How does Jesus provide that for us? At the same time, how does Jesus challenge us? Let’s all read verse 11 together. “I am the good shepherd. The good shepherd lays down his life for the sheep.” From the time of Old Testament in Ezekial (Ch34), God had a shepherd-like concern for his people. Because of our selfishness though, the leaders of Israel failed to be good shepherds. But God sent Jesus to fulfill God’s hope by willingly laying down his life on the cross. This past Easter, we learned deeply about the worst possible pain and suffering that Jesus went through on the cross. Jesus as the Lamb of God (Jn1:29), sacrificed his own life and shed his own blood (1Jn 2:2), opened the way for us to be with our Father God and have eternal life (Jn14:6). This is why Jesus said he is the gate. This is why Jesus is the only good shepherd. This is why Jesus became our best friend. When we realize and accept this truly great love of God for us in Jesus, we can finally find true satisfaction and rest. We must remember and treasure this every day.
To further understand verse 11 and to be able to put into practice, we need to look at verses 12 and 13. Let’s read verses 12 and 13 together. “The hired hand is not the shepherd and does not own the sheep. So when he sees the wolf coming, he abandons the sheep and runs away. Then the wolf attacks the flock and scatters it. The man runs away because he is a hired hand and cares nothing for the sheep.” A hired hand enters by the gate and takes care of the sheep during ordinary times, so he looks like the shepherd. But at a time of crisis he runs away, revealing his true heart and intentions. Being a hired hand is much like working for a company today. We don’t have negative intent like thieves or robbers, but people usually don’t go to work out of willingness. It’s to get paid money. So I would run away in a time of crisis, too. Why did Jesus mention the hired hand? Spiritually speaking, Jesus mentions the hired hand to rebuke the religious leaders, and to help his disciples live not like hired hands but like true shepherds for people. 1 Peter 5:2 says, “Be shepherds of God’s flock that is under your care, watching over them—not because you must, but because you are willing, as God wants you to be; not pursuing dishonest gain, but eager to serve;”. We don’t like to risk ourselves for others or to lose things for others. But while serving people, if we never make any real sacrifices, if we never lose anything, we can’t be like Jesus. We can’t have the deep personal, trusting, and true shepherd and sheep relationship.

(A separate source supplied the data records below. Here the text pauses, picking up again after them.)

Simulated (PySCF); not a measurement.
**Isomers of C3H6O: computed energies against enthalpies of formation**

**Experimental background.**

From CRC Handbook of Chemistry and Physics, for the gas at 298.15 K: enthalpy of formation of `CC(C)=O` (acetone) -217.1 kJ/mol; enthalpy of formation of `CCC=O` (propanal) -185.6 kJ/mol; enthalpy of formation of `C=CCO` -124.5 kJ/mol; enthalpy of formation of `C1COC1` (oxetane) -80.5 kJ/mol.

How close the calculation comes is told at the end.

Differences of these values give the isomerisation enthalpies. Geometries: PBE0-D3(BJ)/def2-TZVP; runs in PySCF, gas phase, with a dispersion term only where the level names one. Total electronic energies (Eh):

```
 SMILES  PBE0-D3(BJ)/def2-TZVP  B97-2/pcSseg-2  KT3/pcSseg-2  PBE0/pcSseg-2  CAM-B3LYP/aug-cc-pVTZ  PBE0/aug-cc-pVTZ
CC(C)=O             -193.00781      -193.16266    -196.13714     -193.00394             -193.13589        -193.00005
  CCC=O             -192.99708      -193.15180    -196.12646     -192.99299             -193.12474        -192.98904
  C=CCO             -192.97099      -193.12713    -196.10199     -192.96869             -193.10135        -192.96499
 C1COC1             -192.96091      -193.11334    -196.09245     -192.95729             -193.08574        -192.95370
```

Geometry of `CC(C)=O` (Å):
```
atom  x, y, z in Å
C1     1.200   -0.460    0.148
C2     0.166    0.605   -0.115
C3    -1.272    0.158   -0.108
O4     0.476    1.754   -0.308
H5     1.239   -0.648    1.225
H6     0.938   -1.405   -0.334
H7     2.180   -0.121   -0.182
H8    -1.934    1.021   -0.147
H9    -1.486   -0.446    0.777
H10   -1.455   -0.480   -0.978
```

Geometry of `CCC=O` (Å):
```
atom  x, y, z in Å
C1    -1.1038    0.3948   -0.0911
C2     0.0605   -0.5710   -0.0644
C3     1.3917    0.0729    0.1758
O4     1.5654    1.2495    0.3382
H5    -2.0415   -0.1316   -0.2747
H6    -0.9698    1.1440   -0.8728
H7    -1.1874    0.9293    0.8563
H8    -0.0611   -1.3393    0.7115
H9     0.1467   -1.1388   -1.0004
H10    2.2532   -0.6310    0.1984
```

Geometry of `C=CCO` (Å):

Look at verses 14–18. Jesus repeats for emphasis that he is the good shepherd. Here we learn that a good shepherd has a deep personal relationship with God and a good shepherd also cares for the “other sheep”. Jesus deeply understood his Father’s will. He understood his Father’s heart for sinners. Because he understood his Father’s heart, he could sacrifice himself, just like a good father sacrifices himself for his children. Good shepherds have this same personal relationship with God the Father through Jesus and cares for all the people of the world.
In verses 17–18, we see that a good shepherd is a good sheep to God. God loved Jesus because Jesus chose to obey his will. In turn, Jesus obeyed God because he loved God. In this way, Jesus himself was a good sheep to God. When he was a good sheep to God, he became a good shepherd. Good shepherds are those who love God and obey God.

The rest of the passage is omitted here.